Supreme Court to Hear Nonprofit Freedom of Speech Case
In a closely watched freedom of speech case, the U.S. Supreme Court is hearing oral arguments involving purported lobbying by a grassroots nonprofit organization prior to an election, the Chicago Tribune reports.
In a suit brought against the Federal Election Commission, Milwaukee-based Wisconsin Right to Life is asking the court to carve out an exception to the "electioneering communication" provision of the campaign finance reform law, also known as the McCain-Feingold Act. The provision bars for-profit, nonprofit, and union groups from using general funds for television or radio ads that promote, attack, support, or oppose a clearly identified candidate for federal office within thirty days of a primary and sixty days of a general election.
Both WRTL, a 501(c)(4) organization, and its political action committee (PAC) were critics of Senator Russ Feingold (D-WI), one of the act's authors, during his successful 2004 re-election campaign. After WRTL ran TV ads in July 2004 urging viewers to contact and pressure Feingold and Sen. Herb Kohl (D-WI) to oppose the filibustering of White House judicial nominees, the organization filed suit against the FEC in federal court seeking to prevent the commission from barring the ads during the blackout period on the grounds that the ads were examples of grassroots lobbying and, thus, could be paid for out of its general funds.
Subsequently, a long list of nonprofits, including several abortion-rights groups, filed briefs in support of Wisconsin Right to Life. Although 501(c)(3) groups are forbidden to come out for or against political candidates or use their resources for lobbying purposes, they can set up 501(c)(4) groups, which in turn can create PACs. The groups backing WRTL's position argue that the McCain-Feingold infringes on their First Amendment rights during a period when legislative activity often is feverish, and further claim that their lobbying is a useful counterweight to corporations' efforts to influence policy through their own PACs.

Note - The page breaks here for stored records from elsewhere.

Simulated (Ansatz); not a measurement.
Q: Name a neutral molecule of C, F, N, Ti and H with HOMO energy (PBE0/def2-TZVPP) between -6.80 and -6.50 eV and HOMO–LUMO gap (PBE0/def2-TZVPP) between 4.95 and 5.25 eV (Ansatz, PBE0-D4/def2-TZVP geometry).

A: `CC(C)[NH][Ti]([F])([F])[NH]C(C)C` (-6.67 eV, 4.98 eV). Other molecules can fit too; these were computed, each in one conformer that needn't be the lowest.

The FEC, which until December exempted issue advocacy by 501(c)(3)s from the electioneering communication provision, has received support from other nonprofits, including AARP, Common Cause, and the League of Women Voters. The groups contend that WRTL's ads were thinly disguised electioneering and part of a broader effort to defeat Feingold. Moreover, the groups argue that allowing such ads to be paid for out of a nonprofit's general funds could undermine the act's restrictions on sham issue ads financed with so-called soft money.